I’ve always assumed it to be more efficient, when processing text files, to first read the contents (or part of it) into an std::string or char array, as — from my limited understanding — files are read from memory in blocks much larger than the size of a single character. However, I’ve heard that modern OS’s are often not actually directly reading from the file anyway, making my manually buffering the input little benefit.
Say I wanted to determine the number of a certain character in a text file. Would the following be inefficient?
while (fin.get(ch)) {
if (ch == 'n')
++char_count;
}
Granted, I guess it would depend on file size, but does anyone have any general rules about what’s the best approach?
No, your code is efficient. Files are intended to be read sequentially. Behind the scenes, a block of RAM is reserved in order to buffer the incoming stream of data. In fact, because you start processing data before the entire file has been read, your while loop ought to complete slightly sooner. Additionally, you can process a file far in excess of your computer’s main RAM without trouble.
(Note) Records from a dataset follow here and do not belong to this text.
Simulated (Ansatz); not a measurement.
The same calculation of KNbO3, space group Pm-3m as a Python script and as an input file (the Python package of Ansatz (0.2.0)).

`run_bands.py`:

Edit: To my surprise, Jerry’s number’s pan out. I would have assumed that any efficiencies gained by reading and parsing in chunks would be dwarfed by the cost of reading from a file. I’d really like to know where that time is being spent and how much lower the variation is when the file is not cached. Nevertheless, I have to recommend Jerry’s answer over this one, especially as he points out is that you really shouldn’t worry about it until you know you have a performance problem.